Security Model¶

The AI Replication Sandbox implements multiple layers of security to ensure controlled, auditable agent replication.

Manifest Signing¶

All worker manifests are HMAC-SHA256 signed. The signing process:

The Controller serializes the manifest fields (worker ID, parent, depth, timestamp, resources)
An HMAC-SHA256 digest is computed using the controller's secret key
The signature is attached to the manifest

On registration, the Controller verifies the signature. Tampered manifests are rejected and an audit log entry is created.
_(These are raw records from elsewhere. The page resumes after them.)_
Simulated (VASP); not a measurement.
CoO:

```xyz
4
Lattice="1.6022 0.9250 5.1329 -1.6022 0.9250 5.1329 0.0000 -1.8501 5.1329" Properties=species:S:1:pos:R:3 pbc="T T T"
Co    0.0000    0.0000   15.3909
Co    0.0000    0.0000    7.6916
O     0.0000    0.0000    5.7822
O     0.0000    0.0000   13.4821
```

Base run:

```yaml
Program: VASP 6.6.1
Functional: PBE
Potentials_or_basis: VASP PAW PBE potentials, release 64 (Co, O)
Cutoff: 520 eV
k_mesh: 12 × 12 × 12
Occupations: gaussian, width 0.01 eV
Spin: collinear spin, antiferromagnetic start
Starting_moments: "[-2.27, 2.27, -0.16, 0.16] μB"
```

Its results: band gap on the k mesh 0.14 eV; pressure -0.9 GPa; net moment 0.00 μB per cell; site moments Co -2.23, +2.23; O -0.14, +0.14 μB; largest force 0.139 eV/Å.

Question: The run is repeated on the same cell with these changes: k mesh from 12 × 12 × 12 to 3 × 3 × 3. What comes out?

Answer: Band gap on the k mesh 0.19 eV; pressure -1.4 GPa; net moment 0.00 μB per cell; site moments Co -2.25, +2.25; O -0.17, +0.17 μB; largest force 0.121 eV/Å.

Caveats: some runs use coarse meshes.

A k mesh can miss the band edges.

# Signing is handled by ManifestSigner
signer = ManifestSigner(secret="my-key")
signer.sign(manifest)       # Computes and attaches signature
signer.verify(manifest)     # Returns True if valid

Signature Scope

The signature covers: worker_id, parent_id, depth, issued_at, state_snapshot, cpu_limit, memory_limit_mb, allow_controller, allow_external. Changing any of these fields invalidates the signature.

Network Isolation¶

Each worker operates under a NetworkPolicy:

Setting	Default	Description
`allow_controller`	`True`	Egress to controller for registration and heartbeats
`allow_external`	`False`	Egress to external networks

By default, workers can only communicate with the Controller. This prevents rogue workers from exfiltrating data or contacting external services.

Resource Limits¶

Every worker has explicit CPU and memory quotas defined in its ResourceSpec:

resources = ResourceSpec(
    cpu_limit=0.5,           # 50% of one CPU core
    memory_limit_mb=256,     # 256 MB RAM
    network_policy=NetworkPolicy(
        allow_controller=True,
        allow_external=False,
    ),
)

The SandboxOrchestrator tracks and logs resource enforcement metrics.

Kill Switch¶

The Controller provides an emergency kill switch that:

Sets kill_switch_engaged = True (prevents all new registrations)
Terminates all running worker containers via the orchestrator
Deregisters all workers from the registry
Logs the event to the audit trail

controller.kill_switch(orchestrator)
# All workers are immediately terminated
# No new workers can register

Depth & Quota Limits¶

The ReplicationContract enforces hard limits:

max_depth — Prevents runaway replication chains. A worker at depth N can only create children at depth N+1 if N+1 ≤ max_depth.
max_replicas — Caps the total number of active workers. Once the quota is full, all replication requests are denied.
cooldown_seconds — Prevents burst replication from a single parent.

Stop Conditions¶

Pluggable predicates evaluated during worker registration:

def resource_budget_exceeded(ctx: ReplicationContext) -> bool:
    """Block replication if we're running low on budget."""
    return ctx.active_count * 256 > 2048  # Example: 2GB total budget

condition = StopCondition(
    name="resource_budget",
    description="Blocks when estimated memory exceeds 2GB",
    predicate=resource_budget_exceeded,
)

When a stop condition fires, the worker is rejected and the condition name is recorded in the audit trail.

Stale Worker Reaping¶

Workers that miss heartbeats are automatically deregistered:

from datetime import timedelta

# Reap workers that haven't heartbeated in 30 seconds
reaped = controller.reap_stale_workers(timeout=timedelta(seconds=30))

This prevents dead workers from permanently consuming quota slots.

Audit Trail¶

Every security-sensitive action is recorded in the structured logger's audit trail:

Event	Description
`reject_manifest_signature`	Manifest failed signature verification
`deny_quota`	Replication denied due to max_replicas
`deny_cooldown`	Replication denied due to cooldown period
`deny_depth`	Replication denied due to max_depth
`deny_stop_condition`	Replication denied by a stop condition
`replication_requested`	Replication approved (with parent/child IDs)
`kill_switch_engaged`	Emergency kill switch activated
`reap_stale`	Worker reaped for missing heartbeats

Privilege Escalation Detection¶

The sandbox includes a dedicated Privilege Escalation Detection module that monitors agent actions for scope and authority expansion beyond assigned permissions. It covers filesystem traversal, network boundary violations, process injection, API scope creep, and cross-tenant data access. See the escalation detection docs for detection rules, scoring, and integration details.